Homework 5: Number Theory

Problem 1
 

Find all positive integers \( n \) such that \( n(n+1) \) is a perfect square.

Problem 2
 

Assume that \( x \) and \( y \) are non-negative integers such that \( 15x+11y \) is divisible by \( 37 \). Prove that \( 7x+15y \) is divisible by \( 37 \).

Problem 3
 

There are \( n \) books in a library. If books are to be arranged in boxes with \( 7 \) books in each box, then \( 5 \) books remain. If they are arranged with \( 9 \) books in each box, then \( 3 \) books remain, and if they are arranged with \( 11 \) books in each box, then \( 7 \) books remain. What is the smallest possible value for \( n \).

Problem 4
 

Assume that \( n_1 \), \( n_2 \), \( \dots \), \( n_k \) are positive integers whose greatest common divisor is equal to \( d \). Prove that there exist integers \( \alpha_1 \), \( \alpha_2 \), \( \dots \), \( \alpha_k \) such that \[ \alpha_1n_1+\alpha_2n_2+\cdots+\alpha_kn_k=d.\]

Problem 5
 

Let \( n\geq 3 \) be an odd integer. Prove that every integer \( l \) satisfying \( 1\leq l\leq n \) can be represented as a sum or difference of two integers each of which is less than \( n \) and relatively prime to \( n \).

Problem 6
 

Prove that there is no positive integer \( n \) for which \( n^5 \) can be written as a product of six consecutive positive integers.

Problem 7
 

Let \( n\geq 5 \) be a natural number. Prove that the following two statements are equivalent:

  • (a) Neither of the numbers \( n \) and \( n+1 \) is prime.

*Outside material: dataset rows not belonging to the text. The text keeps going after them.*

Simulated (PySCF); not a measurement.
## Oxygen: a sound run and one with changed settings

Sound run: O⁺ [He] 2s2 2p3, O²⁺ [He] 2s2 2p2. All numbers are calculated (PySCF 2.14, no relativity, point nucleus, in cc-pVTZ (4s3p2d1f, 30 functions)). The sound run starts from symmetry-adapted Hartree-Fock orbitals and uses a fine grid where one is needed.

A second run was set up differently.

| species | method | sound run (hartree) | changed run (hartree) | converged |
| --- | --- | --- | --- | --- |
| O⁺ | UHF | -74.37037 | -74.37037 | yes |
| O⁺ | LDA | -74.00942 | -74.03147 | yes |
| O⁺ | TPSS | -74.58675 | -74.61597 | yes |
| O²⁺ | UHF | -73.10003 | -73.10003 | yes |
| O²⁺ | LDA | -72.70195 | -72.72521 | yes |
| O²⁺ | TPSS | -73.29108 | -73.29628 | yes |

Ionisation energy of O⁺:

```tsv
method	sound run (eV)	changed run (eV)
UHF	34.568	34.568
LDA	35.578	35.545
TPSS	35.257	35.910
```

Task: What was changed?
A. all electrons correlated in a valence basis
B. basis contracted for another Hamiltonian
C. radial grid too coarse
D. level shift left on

  • (b) The closest integer to \( \displaystyle\frac{(n-1)!}{n^2+n} \) is even.

Remark. If \( k\in\mathbb Z \), the closest integer to \( k+\frac12 \) is \( k+1 \).

Problem 8
 

Does there exist \( k,n\in\mathbb N \) such that \( k\geq 2 \) and for which the set \( \{n,n+1,n+2, \dots, n+101\} \) can be partitioned into \( k \) disjoint subsets all of which have equal products of elements?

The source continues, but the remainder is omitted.